A 50-year-old woman pleaded not guilty Thursday to hiding her son’s 16-year-old girlfriend in her Vancouver home for 15 days, while the girl’s family and authorities frantically searched for her.

Lori M. Kingrey appeared via video-conference from the Clark County Jail before District Court Judge Sonya Langsdorf on one count of gross misdemeanor harboring a minor.

Langsdorf released Kingrey Thursday with conditions, including no contact with the girl, Isabella Castillo. Her next court appearance is June 5.

If convicted, Kingrey faces up to 364 days’ confinement and a fine of $5,000.

Kingrey’s son, Robert Rogers, 17, is scheduled to appear today on an identical charge in Juvenile Court.

Isabella’s aunt, Cymany O’Brien, who is her guardian, said the girl ran away from home on March 25, apparently because she had broken a rule and was afraid of facing the consequences.

Rogers arranged for Isabella to stay with him at his mother’s house, according to a probable cause affidavit.

On March 28, a Vancouver police officer visited Kingrey’s home in the 900 block of West 17th Street and asked Rogers whether he knew Isabella’s whereabouts, the affidavit says.

“He advised me he had not seen or heard from Isabella since she ran away and that he was worried about her,” Officer David Brown wrote in the affidavit. “Neither Robby, nor his mother, disclosed that she was inside the house, knowing that she was listed as a runaway and that law enforcement was looking for her.”

After Isabella had been missing for two weeks, her grandmother, Carolyn Stokke, said she had “reached the point where I thought I wouldn’t see her again.” She said she thought the “unimaginable” had happened.

Brown visited the residence again on Sunday and inquired whether Isabella was inside. The affidavit indicates that both Kingrey and Rogers repeatedly denied that she was inside and said they didn’t know her whereabouts.
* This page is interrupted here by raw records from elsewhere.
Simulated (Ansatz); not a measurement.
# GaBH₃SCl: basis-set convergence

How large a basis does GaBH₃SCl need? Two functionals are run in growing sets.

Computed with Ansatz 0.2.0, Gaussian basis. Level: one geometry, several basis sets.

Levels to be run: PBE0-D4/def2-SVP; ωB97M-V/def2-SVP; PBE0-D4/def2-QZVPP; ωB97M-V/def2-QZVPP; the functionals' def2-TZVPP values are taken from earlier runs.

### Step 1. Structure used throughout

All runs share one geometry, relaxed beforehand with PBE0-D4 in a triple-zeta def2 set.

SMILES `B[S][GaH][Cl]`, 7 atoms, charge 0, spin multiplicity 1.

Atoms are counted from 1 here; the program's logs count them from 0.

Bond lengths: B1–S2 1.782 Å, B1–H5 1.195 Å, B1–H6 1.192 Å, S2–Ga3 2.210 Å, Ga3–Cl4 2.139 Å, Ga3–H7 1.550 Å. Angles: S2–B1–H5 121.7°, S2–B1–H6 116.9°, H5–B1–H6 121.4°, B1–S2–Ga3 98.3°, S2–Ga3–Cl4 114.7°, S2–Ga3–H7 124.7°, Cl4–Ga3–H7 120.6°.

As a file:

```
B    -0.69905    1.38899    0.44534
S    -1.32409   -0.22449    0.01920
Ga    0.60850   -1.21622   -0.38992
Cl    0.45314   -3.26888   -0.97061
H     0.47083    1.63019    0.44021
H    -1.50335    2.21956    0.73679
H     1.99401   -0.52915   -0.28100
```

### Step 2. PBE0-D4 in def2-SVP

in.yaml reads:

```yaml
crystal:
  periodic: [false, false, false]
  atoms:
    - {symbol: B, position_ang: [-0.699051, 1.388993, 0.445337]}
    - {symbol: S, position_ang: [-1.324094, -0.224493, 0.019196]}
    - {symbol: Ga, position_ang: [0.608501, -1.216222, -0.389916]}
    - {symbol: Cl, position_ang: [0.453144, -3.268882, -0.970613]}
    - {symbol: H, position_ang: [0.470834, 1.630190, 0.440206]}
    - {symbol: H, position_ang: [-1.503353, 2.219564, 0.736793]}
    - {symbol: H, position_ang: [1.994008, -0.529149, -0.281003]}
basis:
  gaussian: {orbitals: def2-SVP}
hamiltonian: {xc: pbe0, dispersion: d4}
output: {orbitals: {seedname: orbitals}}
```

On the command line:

Later that day, Kingrey called police and said that Isabella had been at her home all along, “because she was not safe at her own residence,” according to the affidavit. The affidavit did not elaborate.

O’Brien said Thursday that if Kingrey was concerned that Isabella was unsafe, she should have called police or Child Protective Services instead of lying about the girl’s whereabouts.

“She was the adult, and she failed,” O’Brien said.